In 1988 Sudan reaped its best harvest in at least a decade, yet as many as half a million Sudanese may have died of starvation. Most were victims of the civil war raging in the southern provinces, and anarchy in the west. Hundreds of thousands of people have fled the war zones, seeking refuge in camps in Ethiopia and other neighboring countries or in northern Sudan.

Veteran relief workers visiting camps for the displaced in Southern Kordofan Province say conditions in them are the worst they have ever seen, and invoke Auschwitz and Belsen to convey a sense of what they have witnessed in the camps — unburied human corpses lying where they expired, some of them missing parts that have been carried off by hyenas or vultures, fields of skulls and bones, and a host of the living, scarred and maimed by government troops or private militias and hovering on the brink of starvation. Cardboard and tin squatter settlements ringing the capital have swollen the population of Greater Khartoum to four million — about a fifth of the country’s people — and bands of small boys from these settlements roam the streets of wealthy and middle class neighborhoods picking through the trash for food, competing with goats.
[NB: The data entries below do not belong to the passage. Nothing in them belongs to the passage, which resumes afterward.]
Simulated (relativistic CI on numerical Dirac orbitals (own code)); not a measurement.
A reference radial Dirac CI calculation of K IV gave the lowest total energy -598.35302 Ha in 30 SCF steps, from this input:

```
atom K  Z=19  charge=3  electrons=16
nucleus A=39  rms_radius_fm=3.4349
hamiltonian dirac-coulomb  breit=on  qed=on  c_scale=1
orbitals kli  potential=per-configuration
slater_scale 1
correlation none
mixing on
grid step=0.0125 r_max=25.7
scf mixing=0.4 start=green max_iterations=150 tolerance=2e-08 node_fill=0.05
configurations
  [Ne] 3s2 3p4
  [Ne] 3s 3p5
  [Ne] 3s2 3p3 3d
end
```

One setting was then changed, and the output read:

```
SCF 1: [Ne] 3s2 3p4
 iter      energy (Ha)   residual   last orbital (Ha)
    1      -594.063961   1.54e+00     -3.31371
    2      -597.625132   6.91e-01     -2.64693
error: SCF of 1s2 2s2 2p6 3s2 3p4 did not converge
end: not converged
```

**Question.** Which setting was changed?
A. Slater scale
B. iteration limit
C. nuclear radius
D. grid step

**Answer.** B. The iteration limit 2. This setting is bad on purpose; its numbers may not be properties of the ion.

There is a lot of trash there for them to sift. Luxury real estate development may constitute the only growth sector of the Sudanese economy. Air-conditioned villas and palaces rise out of the dust, some of them five stories tall, providing their occupants — “Islamic” bankers, government ministers, military officers, and high level functionaries, speculators in foodstuffs and real estate, Sudanese agents of Gulf capital — with panoramic views of the heaps of rubble that were the houses of the poor before the floods of April 1988.

The international media played a bright spotlight on Sudan briefly in the late stages of the terrible famine of the mid-1980s, and rediscovered the country in early 1989. Graphic reports generally attributed the appalling suffering to a recrudescence of fanatical Islam, conflict between the Arab and Islamic North and the African, Christian and pagan South, and government genocide. Some Western observers even seem to see in these conditions evidence of some enduring human evil, and have given them literary expression in extended, evocative articles in The New Yorker (March 18, 1989) and Granta (Spring 1989).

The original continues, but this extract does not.